In addition, elites often benefit from trafficking. Where corruption thrives, the government may lack the will to combat illicit trade.30 Authoritarian governments often depend on loyalty among security forces and police, and if these forces benefit from trafficking in their districts—as is often the case—then cracking down on TIP can sow discontent and erode loyalty that is so often important for non-democratic power holders. Indeed, government complicity is rampant. Corrupt officials may take bribes for altering documents, or allowing border crossings. In 2014 police and government officials were sources of trafficking in 68 countries, topped only by organized criminal gangs.31 In Argentina, for example, the IOM Country Representative “identified official complicity at provincial and local levels and poor interagency coordination at all levels as impediments to effectively combating the problem.” He recounted a conversation he’d had with the interior minister who had told him that, “if the anti-TIP law applied to adult victims as well, the [government] would have to go after half of all provincial governors” and that this was why although “high-level officials may not be directly involved in trafficking activities, they are likely aware of the problem and are currently doing little to stop it.”32 Some governments outright exploit workers themselves, some of the most egregious examples of this being Uzbekistan’s cotton production program, Japan’s Industrial Trainee and Technical Internship Program, and the many forms of state-sponsored labor exploitation in Belarus.33
Another challenge is that, while international law bans human trafficking, different cultural or domestic traditions are more accepting. Different domestic norms lower the normative salience of the issue, as discussed in Chapter 2. Some Middle Eastern countries have long traditions of using domestic servants. They do not see it as a form of trafficking that workers have their passports taken away and are only allowed to be in the country if they work for one given employer, to whom are entirely beholden. Also in the Middle East, children used to be trafficked to serve as jockeys for camel racing, a practice widely condoned by inner circles of the regimes. Some countries view child marriage as culturally acceptable. In other countries such as Ghana, families send their children to work for the fishing industry, which is difficult to escape, or simply give children to extended family.34 In Chad, children are used for herding, and the cultural environment regards youth employment as normal.35 The president of the State Human Rights Commission has said that most TIP occurrences were instances of “indigenous citizens … participating in ‘cultural practices’ such as selling young daughters.”36 Cracking down on such traditions is challenging.

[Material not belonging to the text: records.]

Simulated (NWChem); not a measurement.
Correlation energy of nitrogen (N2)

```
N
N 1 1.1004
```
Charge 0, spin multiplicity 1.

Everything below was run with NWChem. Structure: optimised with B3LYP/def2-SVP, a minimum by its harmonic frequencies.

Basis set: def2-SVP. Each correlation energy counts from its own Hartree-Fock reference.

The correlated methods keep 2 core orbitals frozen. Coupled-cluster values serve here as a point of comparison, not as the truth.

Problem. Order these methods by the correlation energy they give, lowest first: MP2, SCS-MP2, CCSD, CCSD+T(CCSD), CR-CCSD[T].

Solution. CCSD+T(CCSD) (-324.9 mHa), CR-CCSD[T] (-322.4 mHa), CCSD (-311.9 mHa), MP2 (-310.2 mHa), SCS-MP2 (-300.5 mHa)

Conservative religious views may dismiss concern for victims. In some countries the views toward trafficking can be not only dismissive, but also outright condemning. In Iraq, for example, the US embassy reported:
Member of parliamentarian, [Nada] Ibrahim related that some officials could not overcome their personal and religious beliefs about trafficking to view TIP as a political issue. She recounted a conversation with Women’s Committee Chairwoman Sameera Al-Mousawi, who walked off the stage in the middle of a televised interview with Yanar Mohammed, an NGO activist, regarding female victims of sexual exploitation and trafficking. Ibrahim remembered that when she confronted Mousawi after the incident and asked her why she did not acknowledge the situation of female victims of trafficking as a political issue, Mousawi had responded by declaring that these women were “prostitutes who must die.” Ibrahim lamented that some [Iraqi] officials who might otherwise help Iraq make progress on TIP harbored strong personal beliefs that precluded their objective consideration of human trafficking as a political issue.37
Sometimes religious groups are outright complicit. For example, in Guinea- Bissau religious teachers lure boys by offering them education, but instead force them to beg in neighboring countries. In the 2014 TIP Report, religious groups are mentioned as sources of trafficking in 16 countries, so one cannot assume that the preferences of religious leaders align with the US in fighting trafficking.
Denial is often easier. While governments may not see human traffi cking as an immediate threat to their own power, denial is often easier than admitting to such an ugly problem. One IOM staffer noted how governments often refuse to acknowledge the problem: “The Bahamas really changed their song about this issue over time. First, they would say: ‘I don’t know what this country in that the report is about, but it’s not mine.’ Two years later they admitted they were wrong. Now we are working, talking about the TIP Report as well.”38 Such denial is common. In many countries, such as Algeria, US embassies have reported similar attitudes. Some governments consider human trafficking simply “an illegal immigration issue,” for example. Libya’s government lacked “even a rudimentary understanding of the phenomenon” and how to respond.39 In Tajikistan, the US embassy noted that government officials had “very little comprehension of our concerns about TIP … some prefer denial to engagement on difficult issues which require reform and self-criticism.”40 Such refusal to recognize the problem is a common obstacle to progress.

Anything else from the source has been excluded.